Whack-a-mole?

25 April 2007, 1402 EDT

Last August, Senator John McCain famously used the phrase “whack-a-mole” to describe and criticize the Pentagon’s “old” strategy in Iraq.

What I worry about is we’re playing a game of whack-a-mole here. We move troops, it [insurgency] flares up, we move troops there.

Based on that metaphor, McCain concluded that the US needed more troops in Iraq. The logic is simple: more US troops can whack more insurgent moles and reduce the places in Iraq safe for them to appear.

Putting more troops in Iraq also theoretically means creating larger-and-larger zones of security in Iraq. Indeed, McCain now defends President Bush’s troop “surge” as counter-insurgency strategy that could work. Potentially, the surge begins to implement the so-called “oil spot” strategy, which is named for the gradual expansion of safe spots on the map — winning the “hearts and mind” of local populations as it succeeds.

Is this realistic?

Well, to begin, McCain certainly isn’t the only — or first — person to describe the insurgency in Iraq as a whack-a-mole problem. Many foreign policy and military analysts employ the term and some argue that no strategy based simply on establishing small geographical security zones can work. Unless the US floods Iraq with troops, these skepitcs argue, insurgents can still too readily pop up almost anywhere else in Iraq.

Think of the obvious parallel. Hamid Karzai has long been considered merely the “mayor of Kabul” because that city is essentially the only secure part of Afghanistan — after five and a half years. There are too few troops in Afghanistan to accomplish much more.

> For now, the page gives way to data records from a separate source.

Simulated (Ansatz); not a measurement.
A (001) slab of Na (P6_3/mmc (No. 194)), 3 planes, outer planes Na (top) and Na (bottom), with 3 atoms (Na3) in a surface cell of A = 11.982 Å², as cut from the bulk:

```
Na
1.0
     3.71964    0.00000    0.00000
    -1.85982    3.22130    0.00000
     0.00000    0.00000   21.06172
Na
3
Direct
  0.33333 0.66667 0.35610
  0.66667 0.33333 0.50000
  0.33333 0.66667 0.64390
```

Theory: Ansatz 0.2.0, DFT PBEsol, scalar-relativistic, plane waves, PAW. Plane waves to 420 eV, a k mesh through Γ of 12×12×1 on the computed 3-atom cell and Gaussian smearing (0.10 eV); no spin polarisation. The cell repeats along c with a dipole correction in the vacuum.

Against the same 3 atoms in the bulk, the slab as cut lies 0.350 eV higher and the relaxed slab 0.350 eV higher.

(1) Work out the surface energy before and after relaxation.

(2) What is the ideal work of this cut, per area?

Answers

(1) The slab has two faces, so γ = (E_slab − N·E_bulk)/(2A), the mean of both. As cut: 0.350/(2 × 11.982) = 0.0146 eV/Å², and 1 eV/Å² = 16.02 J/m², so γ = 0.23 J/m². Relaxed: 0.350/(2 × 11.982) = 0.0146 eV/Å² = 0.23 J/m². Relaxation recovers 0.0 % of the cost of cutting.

Last September 6, ABC News’ Senior Foreign Correspondent Jim Sciutto blogged critically about what was then the latest Pentagon strategy in Iraq:

Operation Together Forward, the main thrust of the new strategy, involves establishing pockets of security in select neighborhoods and then slowly adding more. These latest numbers add substance to fears Together Forward creates a whack-a-mole effect: that is, secure one area and the violence will pop up somewhere else.

Sound familiar?

The latest “surge” strategy in Iraq, designed essentially to secure Baghdad neighborhoods, is built around the exact logic as last year’s failed strategy.

Does the latest Iraq strategy amount merely to an even grander version of whack-a-mole?

For answers to empirical questions about the war, I turn to the “Iraq Index,” produced by Michael E. O’Hanlon and Jason H. Campbell of the Brookings Institution.

The April 23, 2007, Iraq Index report includes a section entitled “EFFECTS OF OPERATION FARDH AL-QANOON ON AREAS OUTSIDE OF BAGHDAD AND AL-ANBAR PROVINCES” (caps in original):

There has been roughly a 30% increase in offensive actions and attacks in Diyala province (March 9, 2007)…Over the past five months, attacks on U.S. and Iraqi troops have increased 70% in Diyala province (April 16, 2007)

The Pentagon is responding by sending more troops to Diyala.

Is this a repeat of whack-a-mole?

Some journalists report that violence in Tal Afar is up as well.

Given this data, why is President Bush already claiming partial victory?

Yet the first indicators are beginning to emerge — and they show that so far, the operation is meeting expectations. There are still horrific attacks in Iraq, such as the bombings in Baghdad on Wednesday — but the direction of the fight is beginning to shift.

All of the data about the surge is tentative, of course, as even President Bush acknowledges. Iraq commander General David Petraeus told Bush “that it will be later this year before we can judge the potential of success.”

If the surge fails, don’t expect some better strategy down the road.

President Bush to interviewer Charlie Rose
, yesterday: “The Plan B is to make Plan A work.”

One early forecast: several hundred thousand US troops on the ground in Iraq.